Equality
will come they day they bring out "Dustman Barbie".
Unless you subscribe to the feminist theory that women are only entitled to all the good jobs.
The people have spoken: Barbie will become a computer engineer. And a news reporter. Results of the 2009 Barbie Global Career Survey – called the ‘Girls’ Vote’ on the results announcement page – swung in favor of ‘News Anchor.’ But the ‘Popular Vote’ conducted online during the last month and promoted here has delivered geek …
Down here in Spain, you can often see women 'mucking in' with the lads, doing the rounds on the back of the bin lorry and hosing out the big street bins. Not sure Mattel have such a doll planned yet though.
I've yet to see any disproportionate computer engineers, although my search continues...
My local municipal refuse and recycling facility, a.k.a. 'the dump', has a woman working there who climbs into the skips and levels the loads, picks out stuff that has been put in the wrong skip etc. I don't know if she rides the bin wagons but after seeing her moving around like lightning in those skips, I'm sure she could do it.
My guess is that since the majority of Barbie recipients (and buyers, i.e., parents, guardians, grandparents) would not know a real- deal computer engineer from a coffee- shop- resident "creative developer" (since "they all work with computers"), Mattel(R) went lowest common denominator to indicate "computeriness" with an obvious t-shirt, laptop, and cellphone/ crackberry (the specific Bluetooth addition is probably for "marketing synergy"). On the other side, if Mattel can make CE Barbie somewhat stylish [start_optimism] that might push more young women (and trans youth) to pursue math and science [/end-optimism] ... which bespeaks a horrifically sad state of affairs, but given the yoof I see and hear 'round these parts such a strategy stands as much chance as any.

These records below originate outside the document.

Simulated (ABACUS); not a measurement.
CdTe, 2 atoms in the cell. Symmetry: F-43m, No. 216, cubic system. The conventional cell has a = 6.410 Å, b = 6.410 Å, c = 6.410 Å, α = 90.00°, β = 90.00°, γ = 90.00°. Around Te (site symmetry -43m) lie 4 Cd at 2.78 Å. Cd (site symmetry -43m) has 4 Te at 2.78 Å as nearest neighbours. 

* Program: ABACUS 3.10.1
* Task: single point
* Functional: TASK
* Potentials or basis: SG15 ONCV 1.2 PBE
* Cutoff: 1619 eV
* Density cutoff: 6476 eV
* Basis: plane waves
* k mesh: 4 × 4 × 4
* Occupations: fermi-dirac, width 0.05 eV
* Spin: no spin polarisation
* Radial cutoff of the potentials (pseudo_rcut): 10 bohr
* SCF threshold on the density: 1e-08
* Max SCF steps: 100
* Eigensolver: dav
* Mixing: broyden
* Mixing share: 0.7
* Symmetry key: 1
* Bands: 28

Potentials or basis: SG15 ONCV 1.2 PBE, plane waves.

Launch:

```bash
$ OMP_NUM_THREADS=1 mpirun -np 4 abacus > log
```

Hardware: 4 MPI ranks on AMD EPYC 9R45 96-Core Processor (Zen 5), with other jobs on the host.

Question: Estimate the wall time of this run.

Surely the only people who actually use those are men in the grip of an age-related crisis, causing them to believe that they look either too busy/important to actually hold a phone, or like someone out of star trek?
Last one I saw was yesterday, accompanied by the words "That'll be two pound please luv; want any of this curly kale too? Picked fresh this morning..."
I have to throw my hat in with this bit about the Bluetooth earpiece. Except that I do not find it limited to age-related crisis, but an even mix of attention whores, those who think it is just "neat," those who forget it is there (perhaps because no one ever calls them,) and those who do not have anything better to do with the bloody thing.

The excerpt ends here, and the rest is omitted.